This is an archived blog post from The Acorn.
Let’s see what’s a worse assault on the cause of peace between India and Pakistan: An inebriated Indian actor putting things pretty much as they are, though rudely and impolitely, at a high-society party; or a very sober, ‘enlightened moderate’ ruler of Pakistan personally banning the said actor from further visits to Pakistan?
If peace processes are only about visits by Bollywood celebrities mouthing platitudes, or worse, indulging in apologetics, then they cannot conceivably be a sound basis for peace. There are some uncomfortable truths that Pakistanis have to face — and which their government is loathe to accept — before there can be genuine reconciliation between the two countries. It is never to early to broach these. For if Pakistan feels that the peace process has gone on long enough to get all impatient about Kashmir, then surely it can’t be too early to talk about ‘sensitive’ issues from the receiving end.
That it took a drunk Feroz Khan to say some of the things that needed to be said — albeit in different circumstances (but since when did spirit respect circumstances?) — speaks for the environment of censorship, both self- and externally imposed, that characterises these cross-border schmooze-fests. If the Mahesh Bhatts go to Pakistan to tell their hosts what they already know then there’s little that they actually achieve. Indeed they may even be misleading their hosts into believing that there is nothing to be forgiven and forgotten.
Watching Indian television the day after Feroz Khan’s now famous tirade in Pakistan was an experience in itself. The screenfuls of full-of-himself Mahesh Bhatt were tch-tching on the bad behaviour bit while ignoring entirely what exactly Khan actually said:
“India is a secular country,” (Feroz Khan) was quoted by a Pakistani daily as saying. “Muslims there are making a lot of progress. Our President is a Muslim, the PM a Sikh. Pakistan was made in the name of Islam, but look how Muslims are killing each other.
“I have not come here on my own,” he added. “I was invited to come. Our films are so powerful that your government could not stop them for long.” [TOI]For which Mahesh Bhatt duly apologised.

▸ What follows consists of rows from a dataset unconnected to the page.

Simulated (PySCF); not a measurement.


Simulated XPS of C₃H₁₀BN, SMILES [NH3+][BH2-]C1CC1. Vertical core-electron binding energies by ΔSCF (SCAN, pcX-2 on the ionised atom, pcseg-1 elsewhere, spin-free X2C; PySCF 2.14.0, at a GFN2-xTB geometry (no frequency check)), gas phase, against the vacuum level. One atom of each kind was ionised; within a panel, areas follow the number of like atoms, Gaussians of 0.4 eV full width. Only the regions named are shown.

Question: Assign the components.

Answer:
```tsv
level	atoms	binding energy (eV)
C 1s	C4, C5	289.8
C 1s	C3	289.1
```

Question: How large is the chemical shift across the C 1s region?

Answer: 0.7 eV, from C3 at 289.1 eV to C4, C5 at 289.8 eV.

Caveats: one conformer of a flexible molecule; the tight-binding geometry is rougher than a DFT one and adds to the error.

It doesn’t take much to be banned even in Musharraf’s enlightened and moderate Pakistan. This should give advocates of ‘people to people contacts’ some pause for thought. Pakistan’s military establishment will tolerate those contacts to the extent that they don’t disturb its own narrative. For people-to-people contacts to be meaningful, it is not sufficient for Pakistanis to be ‘people like us’ (which itself is questionable at the least). It is necessary for them to have a political set-up like India’s.
The actions of drunk actors are usually not taken seriously (unless, for instance, people are run over as a result). But Musharraf thinks otherwise. He thinks Feroz Khan deserves a ban. We think he deserves an award. (He’s a great actor, by the way, and as a film-maker he brought in Pakistani artistes way before Mahesh Bhatt did.)